I think a major problem I have is that I have an intense desire for playwrights to not rely on the conventions of the art, but I also get agitated when playwrights break away from them completely. Somewhere, undoubtedly, there is a happy medium, but it is likely too small for most authors to locate. I need to find it within myself to be more accepting of the works that the more knowledgeable – at least in terms of selecting material – and simply find a way to address what did and did not work for me rather than judging whether the plays are any good at all.
Another important lesson learned is that it is nearly impossible to tell a complete story in a ten-minute play. While there was a statement that these plays would be more than scenes, that is how many felt; some seemed to be little more than sketches with larger aspirations. Worse, because there isn't a sense of totality, many of them leave no lasting impression. Still, there is a similarity between the short story and the (extremely) short play – one cannot read a lot of them at once without feeling burned out. In that case, it doesn't matter if they are good or bad. And it is here that it makes me marvel at the stamina of the teachers who have to wade through the much worse writing of students with great frequency.
At any rate, I finished The Best Ten-Minute Plays 2008 for Three of More Actors first because it just had to be back at the library shortly after check out. For some reason, the effort to renew it gained a single day of leeway. Even more interesting, more than two weeks after it had been returned, a fine appeared for returning it late. Except that it wasn't returned late. And if it were, that fine would have shown up immediately. My take away from this is that it is a cursed book (or at least the local copy is); check it out at your own risk.
The book opens up with Kathleen Warnock's The Adventures of..., and despite it having the hints of coming from an honest place it tried to hard to have a clever ending to break up the obvious progression along the way. George Freek's Antarctica actually bothered me because it was neither funny nor clever, and I was quite positive that both were intended. Ian August's How to Survive in Corporate America (A Manual in Eight Steps) was entertaining, but it read like one of the fantasy sequence instructional films from That '70s Show (1998-2006) – and given that I have seen less than ¼ of the episodes, I'm somewhat amazed that this is the association I made while reading it.

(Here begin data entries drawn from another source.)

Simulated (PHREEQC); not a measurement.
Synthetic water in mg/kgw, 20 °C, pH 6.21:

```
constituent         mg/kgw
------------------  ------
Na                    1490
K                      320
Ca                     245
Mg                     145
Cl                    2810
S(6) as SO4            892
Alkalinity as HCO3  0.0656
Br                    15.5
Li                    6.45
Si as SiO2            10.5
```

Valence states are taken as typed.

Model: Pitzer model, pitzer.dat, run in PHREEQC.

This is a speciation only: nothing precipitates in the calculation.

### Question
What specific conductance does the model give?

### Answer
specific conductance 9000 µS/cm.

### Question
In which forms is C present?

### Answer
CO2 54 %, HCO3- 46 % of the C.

Things get a little better with In the Trap by Carl L. Williams. While embracing quite a few of the conventions of a modern comedic play (it could be argued that it is an overgrown sketch that cared enough to give the characters some definition), it tries to have a point without insisting that it is making a point. There is something refreshing about the self-defeating protagonist who makes good only in minor steps, and those are motivated by the petty concerns that we often try to dress up as noble – and he makes no effort to do as much.
Then things bottom out with Moon Man by Jami Brandli. It is ponderous. It is pretentious without having any possible foundation for being so. Worst of all, it refuses to have anything to say other than that people can be lonely. This play may appeal to some, but I found it to be a waste of time. More to the point, I think it provides no roles that an actor should be excited about performing.
Mark Larmbeck's October People is not quite a whole play (though it is the one depicted on the cover of the book). Instead, it feels like a scene whittled down from a larger story with a character deposited in to keep the characters from reaching any kind of quick, reasonable resolution to their relationship. It is rather well written, but it feels like an insiders look at the world in which actors (and people who rely on the entertainment industry) live. That is a convention that I think doesn't translates well outside of (the North American) hubs like Los Angeles, New York, Vancouver, or Toronto.
The Other Shoe by Lisa Soland wasn't poorly written, but it seemed too desperate to make its point. I would argue that if one is writing a short play, it shouldn't be overly concerned with addressing the author's agenda. Instead, it should be primarily concerned with making sure that a complete story is told in the limited time afforded it. This is something that Paola Soto Hornbuckle got right in The Perfect Red. It feels like a complete story – and is the the only play in the collection to have multiple scenes. It is also surprisingly dark, yet at the same time it manages to be accessible to a general audience. I would not imagine that many people would stage it because it does require better than modest production values but does not run long enough to justify it being the only play running on the stage. But there is something to it.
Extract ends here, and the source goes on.